Understanding Indirect ToF Depth Sensing

Now that you’ve had a chance to read the Intro to Indirect Time-of-Flight (ToF) post, let’s dig a little deeper into the mechanics behind the Microsoft implementation of time-of-flight depth sensing, as well as a couple functional advantages it presents.

How does “Indirect” ToF work?

To recap, “time-of-flight” refers to emitting light at an object and measuring how long it takes to bounce back and return, then converting the time measurement into distance using the speed of light, giving us the object’s shape and position in its surroundings.

Figure 1. Generalized operation of time-of-flight sensing.

In practice, we don’t use the actual round-trip time – to get millimeter precision, we would need picosecond stopwatch circuits for every pixel! Instead, we take the “indirect” approach, where we emit light with a periodic or “modulated” pattern, then calculate the shift in the return measurement.

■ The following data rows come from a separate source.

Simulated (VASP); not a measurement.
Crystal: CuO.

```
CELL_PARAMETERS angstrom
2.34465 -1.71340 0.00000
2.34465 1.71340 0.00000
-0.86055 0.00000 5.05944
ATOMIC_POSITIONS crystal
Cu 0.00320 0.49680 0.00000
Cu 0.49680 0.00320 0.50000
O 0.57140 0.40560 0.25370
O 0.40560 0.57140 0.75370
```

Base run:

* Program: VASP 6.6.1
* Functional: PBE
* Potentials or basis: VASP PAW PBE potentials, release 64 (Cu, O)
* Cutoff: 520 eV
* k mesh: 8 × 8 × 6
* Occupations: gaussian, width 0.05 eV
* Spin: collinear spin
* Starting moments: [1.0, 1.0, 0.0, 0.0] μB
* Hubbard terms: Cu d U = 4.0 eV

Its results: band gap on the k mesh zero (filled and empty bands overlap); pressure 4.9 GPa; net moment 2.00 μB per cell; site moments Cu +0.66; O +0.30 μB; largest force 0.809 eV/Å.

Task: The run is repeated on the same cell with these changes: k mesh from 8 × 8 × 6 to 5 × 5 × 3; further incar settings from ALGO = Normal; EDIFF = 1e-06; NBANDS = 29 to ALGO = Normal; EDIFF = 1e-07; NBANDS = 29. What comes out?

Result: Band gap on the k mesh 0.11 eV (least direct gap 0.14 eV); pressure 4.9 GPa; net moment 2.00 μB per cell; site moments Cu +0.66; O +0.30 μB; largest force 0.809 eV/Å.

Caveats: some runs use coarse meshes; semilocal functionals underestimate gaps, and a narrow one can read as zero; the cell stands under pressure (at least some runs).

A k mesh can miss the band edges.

Figure 2. Plots of modulated signal energy as time elapses, both transmitted and received, and the mathematical relationship between phase shift and distance.

How do we measure this phase shift? At the silicon level, each pixel in the Microsoft ToF sensor is comprised of two detectors, or “wells”, that receive photons and turn them into electric charge. Each well can be opened or closed by the sensor control circuit. If we keep each well open for half of a modulation period – side A in sync with the emitter, and side B exactly out of sync – then the returning photons will be split between the two detectors, but at least one well is always ready to catch them. Based on the proportion of photons that accumulate in detector A vs. detector B, we can calculate the shift of the returned signal. (We wait for the modulation period to repeat a few times to accumulate charge – this is referred to as “integration time”, much like shutter speed on a color camera.)

Figure 3a. Animation showing the synchronized emitter-sensor operation. Modulated light leaves the emitter on the far right, strikes the target on the left, and returns to a certain pixel in the sensor on the middle-right. Detector A (in green) is open while the emitter is active, and Detector B (in cyan) is open during the inactive part of the cycle. Because of the phase shift, returning photons will not necessarily arrive in sync.

Figure 3b. 2D plots of light energy over time in the same scenario. The difference in accumulated charge between the two detectors will be the “output” of this pixel.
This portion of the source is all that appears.